I think it right to explain that the Legal Aid and Advice Act, 1949, which, as the hon. Member knows, was introduced by the Labour Government, has enabled a large number of citizens who were previously unable, through poverty or lack of means, to obtain justice in the courts to be legally aided and to have the services of solicitors and counsel.
As you will be aware, Mr. Speaker, under the 1949 Act, the provisions of which have been extended from time to time, a scheme is made by the Law Society with the approval of my noble Friend the Lord Chancellor and with the concurrence of the Treasury, and that scheme provides for the operation of legal aid and advice throughout the country to be administered by local law societies. The result is that anybody who wishes to obtain a certificate for legal aid applies, in the first place, to a local committee and, if he is not satisfied, on appeal to an area committee.
It is significant—and the hon. Gentleman has underlined the fact—that anybody applying for legal aid is not confined to the area in which he lives. The hon. Gentleman's constituent may or may not have had good reason for preferring to make his application in Nottingham, although he lived in Wolverhampton. He was certainly entitled to apply in Nottingham, and he did so. His application was not granted. He then applied to the area committee for the West Midlands, which also happens to sit in Nottingham. Again, his application failed to meet with success, and that is the burden of the hon. Gentleman's grievance.
I am bound to observe that the decision both of a local committee and an area committee is a judicial, or quasi-judicial, decision. It is not open to challenge in this House, for this reason. It is a final decision. It is a decision 1499 for which neither my noble Friend the Lord Chancellor nor any Minister of the Crown has any responsibility. If the hon. Member reflects, I think that he will appreciate that it would be quite wrong for any member of the Executive to interfere with a decision of a quasi-judicial nature by a local committee or by an area committee. It would be wrong for any Minister of the Crown to interfere.
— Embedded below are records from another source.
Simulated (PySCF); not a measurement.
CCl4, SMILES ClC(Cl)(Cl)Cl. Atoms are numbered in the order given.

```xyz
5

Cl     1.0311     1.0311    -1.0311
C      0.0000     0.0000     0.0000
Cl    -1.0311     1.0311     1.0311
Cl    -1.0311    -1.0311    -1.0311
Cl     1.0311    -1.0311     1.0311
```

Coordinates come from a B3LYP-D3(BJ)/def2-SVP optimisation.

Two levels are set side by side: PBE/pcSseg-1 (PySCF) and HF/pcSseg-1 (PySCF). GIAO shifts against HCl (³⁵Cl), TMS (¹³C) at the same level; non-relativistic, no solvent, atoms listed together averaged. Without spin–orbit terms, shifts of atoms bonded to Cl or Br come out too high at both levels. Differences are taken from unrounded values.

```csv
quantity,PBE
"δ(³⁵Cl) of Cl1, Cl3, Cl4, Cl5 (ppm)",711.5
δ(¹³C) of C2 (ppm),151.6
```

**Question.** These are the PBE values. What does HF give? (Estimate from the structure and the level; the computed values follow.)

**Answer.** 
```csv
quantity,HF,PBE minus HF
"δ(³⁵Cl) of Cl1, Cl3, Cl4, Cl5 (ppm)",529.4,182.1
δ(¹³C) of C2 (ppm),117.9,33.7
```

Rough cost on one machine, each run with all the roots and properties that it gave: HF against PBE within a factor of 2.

For that reason, it would be creating an undesirable precedent if an hon. Member, in this House, were allowed to challenge the merits of a decision by an area committee. Therefore, my first observation is that it would be wrong for me in principle either to attempt to justify or to comment upon the decision, in the same way as it would be totally wrong for this House to comment upon the correctness of a decision in the High Court or the Court of Appeal.
I ought to add for the benefit of the hon. Member that, although an applicant may be aggrieved by the decision of a local committee or an area committee, there is nothing to prevent him, if he so wishes and if he is so advised, renewing his application. He is entitled to do that either in the locality where he first made application, or in any other locality. I am not encouraging the hon. Member's constituent to do that, but it may, perhaps, allay his sense of grievance if I point out that fact.
In his opening remarks, the hon. Member expressed sentiments about the high quality of justice in this country and the value of the Legal Aid and Advice Scheme in general, with which, I am sure, we should all agree. It is relevant for the House to know, since we are discussing the operation of the scheme, that it is proving increasingly beneficial and is being used to an increasing extent.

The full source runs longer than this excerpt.